The claim is false as stated. Let $n = 2$, consider $X_n = \begin{pmatrix} -n & 0 \\ 0 & -n \end{pmatrix}$. Since $\det X_n = n^2 > 0$ we have that $X_n \in D$. By positive homogeneity of norms $\|X_n\| = n \|X_1\| \nearrow \infty$. But $\ln \det X_n = 2 \ln n$, while $\operatorname{tr} X_n = -2n$, so $F(X_n) = - 2n - 2 \ln n \searrow -\infty$.

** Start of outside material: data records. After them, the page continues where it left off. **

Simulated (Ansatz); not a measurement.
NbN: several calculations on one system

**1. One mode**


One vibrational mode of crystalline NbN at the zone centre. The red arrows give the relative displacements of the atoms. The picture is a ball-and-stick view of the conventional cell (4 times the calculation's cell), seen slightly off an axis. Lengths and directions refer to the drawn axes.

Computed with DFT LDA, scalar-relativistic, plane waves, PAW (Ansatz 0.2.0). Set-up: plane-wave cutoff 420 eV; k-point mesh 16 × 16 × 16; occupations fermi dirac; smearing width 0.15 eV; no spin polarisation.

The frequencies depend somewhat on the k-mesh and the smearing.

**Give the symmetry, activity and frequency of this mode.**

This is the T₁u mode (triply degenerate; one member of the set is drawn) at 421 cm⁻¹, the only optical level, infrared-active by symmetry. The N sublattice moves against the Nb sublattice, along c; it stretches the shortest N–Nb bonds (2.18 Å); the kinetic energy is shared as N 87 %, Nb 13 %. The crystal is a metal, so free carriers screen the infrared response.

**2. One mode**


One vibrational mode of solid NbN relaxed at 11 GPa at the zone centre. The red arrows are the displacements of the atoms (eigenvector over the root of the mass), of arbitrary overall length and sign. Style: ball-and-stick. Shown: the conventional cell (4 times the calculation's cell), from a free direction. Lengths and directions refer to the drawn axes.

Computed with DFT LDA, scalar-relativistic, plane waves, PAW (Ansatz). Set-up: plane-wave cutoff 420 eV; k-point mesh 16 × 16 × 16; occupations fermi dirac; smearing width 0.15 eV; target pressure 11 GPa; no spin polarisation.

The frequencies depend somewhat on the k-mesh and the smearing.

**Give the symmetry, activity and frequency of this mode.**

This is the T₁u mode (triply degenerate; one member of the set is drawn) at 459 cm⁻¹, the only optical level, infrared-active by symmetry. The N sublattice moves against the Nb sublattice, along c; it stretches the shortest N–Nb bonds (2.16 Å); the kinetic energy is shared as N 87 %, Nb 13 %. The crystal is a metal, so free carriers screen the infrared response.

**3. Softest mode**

Edit [A slightly different counterexample]:
Again take $n = 2$. Take $X_n = \begin{pmatrix} 1 & n \\ 0 & 1\end{pmatrix}$. We have that the trace of $X_n$ is always 2, while the determinant is always 1. So $F(X_n) = 2$ for all $n$. Both the Frobenius norm and the max norm on $X_n$ satisfy $\|X_n \| \geq n$ and this gives another family of counterexamples.
Furthermore, this example gives also an illustration of why you need to be precise about $X_k \to \partial D$. Observe that the matrix $Y_n = \begin{pmatrix} 1 & n \\ 1/n & 1\end{pmatrix}$ has vanishing determinant, and hence belongs in $\partial D$. In any norm $ \|X_n - Y_n\| = \left\| \begin{pmatrix} 0 & 0 \\ 1/n & 0\end{pmatrix} \right\| \searrow 0 $ so we in fact have not only do $X_n$ blow up in norm, it also asymptotically approaches $\partial D$!
(On the other hand, the statement that if $X_n \to X_0\in \partial D$ we have $F(X_n) \nearrow \infty$ is true by virtue of continuity of the trace function on $M_n$.)